Key Performance Indicator or Keeping People Intimidated !
Performance appraisal has become a nightmare these days, and it all starts with setting the KPIs. From my perspective many people miss the whole game in the start itself, i.e to identify what is the KPI they actually need. Many of the KPIs I have seen is just for the sake of giving a KPI and it doesn’t reflect where the company wants to go. For me the objective of any business is to make money NOW and in the FUTURE until unless you are running a charity organization. Does the KPI you set relate to this objective?. In most cases – NO. Even though it may start with this motive from the top, once it gets drill down to the bottom, it actually deviates from the real purpose and it becomes a namesake. I have come across a scenario where two people from the same department had conflicting KPIs and they were fighting each other across the table to meet their KPIs!
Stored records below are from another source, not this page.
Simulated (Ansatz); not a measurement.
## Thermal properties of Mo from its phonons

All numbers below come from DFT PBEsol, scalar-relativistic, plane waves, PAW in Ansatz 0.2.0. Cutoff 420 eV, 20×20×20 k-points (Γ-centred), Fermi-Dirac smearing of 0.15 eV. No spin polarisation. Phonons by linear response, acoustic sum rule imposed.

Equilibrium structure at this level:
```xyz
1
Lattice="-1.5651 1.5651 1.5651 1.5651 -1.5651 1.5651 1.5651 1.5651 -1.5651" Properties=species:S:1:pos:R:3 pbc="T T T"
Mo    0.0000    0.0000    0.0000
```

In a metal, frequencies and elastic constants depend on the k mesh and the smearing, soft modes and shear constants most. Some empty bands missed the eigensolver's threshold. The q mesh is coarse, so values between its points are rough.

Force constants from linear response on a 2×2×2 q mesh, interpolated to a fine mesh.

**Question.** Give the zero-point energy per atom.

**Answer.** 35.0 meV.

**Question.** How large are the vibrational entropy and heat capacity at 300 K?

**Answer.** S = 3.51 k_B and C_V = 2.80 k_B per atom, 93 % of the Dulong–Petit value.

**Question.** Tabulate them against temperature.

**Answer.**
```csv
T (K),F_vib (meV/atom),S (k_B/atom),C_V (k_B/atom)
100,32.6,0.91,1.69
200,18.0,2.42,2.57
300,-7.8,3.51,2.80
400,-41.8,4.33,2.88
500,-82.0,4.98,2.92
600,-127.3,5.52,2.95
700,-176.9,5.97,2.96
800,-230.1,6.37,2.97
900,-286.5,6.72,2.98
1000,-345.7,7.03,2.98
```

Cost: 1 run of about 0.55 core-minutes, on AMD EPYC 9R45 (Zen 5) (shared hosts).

So what happens here? Many organizations make a mistake saying that minimum this much KPIs (in numbers) should be there. This actually force the people to invent KPIs which maybe irrelevant to business and this dilutes the whole purpose. And once these invented KPIs comes into picture then the poor employee has no choice other than start running to meet these. And every employee or manager is busy meeting their KPI (invented!!!) and forget the purpose of business. I have heard a saying that local optimization leads to global sub optimization and I always felt that this is very true when you look from a KPI point of view. Every one in every department is busy optimizing their area (or meeting the KPI) but this actually leads to sub optimization of the whole company. I have come across a scenario in an organization where I saw the buyers in purchasing department where chasing all the open orders and forcing the suppliers to bring the item asap irrespective of their lead time. I was curious to understand the motive behind this and came to know that the buyers had a KPI to close all open orders! (local optimization). But what actually happens on the other side is, the cash flow of the company is seriously affected (global sub optimization). And many of these may end up in your inventory without usage and that can be another KPI…..
Is the employee actually responsible for this? I would say NO, because as I mentioned earlier in many cases, they don’t have a choice but to just run around to meet the invented KPIs. So I think the organization should be more vigilant on providing the KPIs. It should be well studied before given to the employees and especially when you tag the performance to your pay. I have also seen the organizations which actually cant align the KPIs in the root stage are going for complex performance management method like Balance Score Card. This is actually suicidal.
The key here is as always go to the basics, understand what you actually want and set the KPIs which allows you to be successful and which helps your business to grow. And if you cant achieve this then better stay away from it rather than punishing your employees and wasting their precious time.